Playing with Energy Models
I was inspired to look into energy models after Yann LeCun’s talk on energy based self supervised learning.
The gist is this  for a given input $x$, an energy model $F(x)$ outputs a single value. We train it so that $x$ of the kind we’d like to generate is given low values, and everything else is given high values. This means we can start off with a random input, and use the energy model to give us feedback about how to tune it into something like what we want by taking the gradient of the output value with respect to the input.
Energy models offer a way to train a single generative model which is simpler to train than Generative Adversarial Nets (GANs) and more expressive than Variational Autoencoders (VAEs). VAEs typically require the use of reconstruction losses  which do not perform well on more complex generative tasks like images because per pixel reconstruction error is a poor proxy for overall image quality. GANs overcome this with the learned discriminator (and thus produce much better quality generated samples), but coordinating the adversarial training is extremely difficult  it is much easier to train the discriminator than the generator.

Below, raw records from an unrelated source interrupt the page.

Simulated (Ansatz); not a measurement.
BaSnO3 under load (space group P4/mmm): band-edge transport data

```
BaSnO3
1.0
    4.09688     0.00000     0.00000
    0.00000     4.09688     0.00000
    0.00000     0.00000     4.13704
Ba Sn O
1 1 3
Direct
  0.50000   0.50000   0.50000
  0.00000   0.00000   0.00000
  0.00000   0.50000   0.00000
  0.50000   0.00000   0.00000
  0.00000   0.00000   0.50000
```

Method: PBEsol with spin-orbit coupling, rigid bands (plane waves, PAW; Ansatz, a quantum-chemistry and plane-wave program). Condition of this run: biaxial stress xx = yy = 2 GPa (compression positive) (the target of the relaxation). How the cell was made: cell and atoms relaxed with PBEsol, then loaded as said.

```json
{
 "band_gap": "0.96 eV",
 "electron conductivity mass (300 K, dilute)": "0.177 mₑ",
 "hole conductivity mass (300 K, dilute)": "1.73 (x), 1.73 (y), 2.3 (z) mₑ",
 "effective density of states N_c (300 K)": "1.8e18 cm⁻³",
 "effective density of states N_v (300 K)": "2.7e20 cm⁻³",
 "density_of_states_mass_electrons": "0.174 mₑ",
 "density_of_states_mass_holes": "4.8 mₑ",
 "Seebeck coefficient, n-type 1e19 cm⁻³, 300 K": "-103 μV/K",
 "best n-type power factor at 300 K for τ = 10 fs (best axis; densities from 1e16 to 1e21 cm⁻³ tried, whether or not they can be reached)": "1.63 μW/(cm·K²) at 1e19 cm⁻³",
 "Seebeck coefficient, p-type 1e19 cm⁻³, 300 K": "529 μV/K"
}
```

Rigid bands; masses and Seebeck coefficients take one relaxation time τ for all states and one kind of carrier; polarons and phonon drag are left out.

In the unconditional case, the goal is to train a function $F(x)$ which outputs a low scalar ‘energy’ value for inputs of the type we would like to generate (positive examples), and high for everything else (negative examples). This is very similar to training the discriminator of a GAN (which outputs the probability that a generated sample is real). A conditional energy function $F(x,y)$ outputs low energy for $(x,y)$ pairings which follow from eachother given our data. For example, $x$ and $y$ could be the coordinates of points on a spiral, or $x$ and $y$ could be successive frames in a video.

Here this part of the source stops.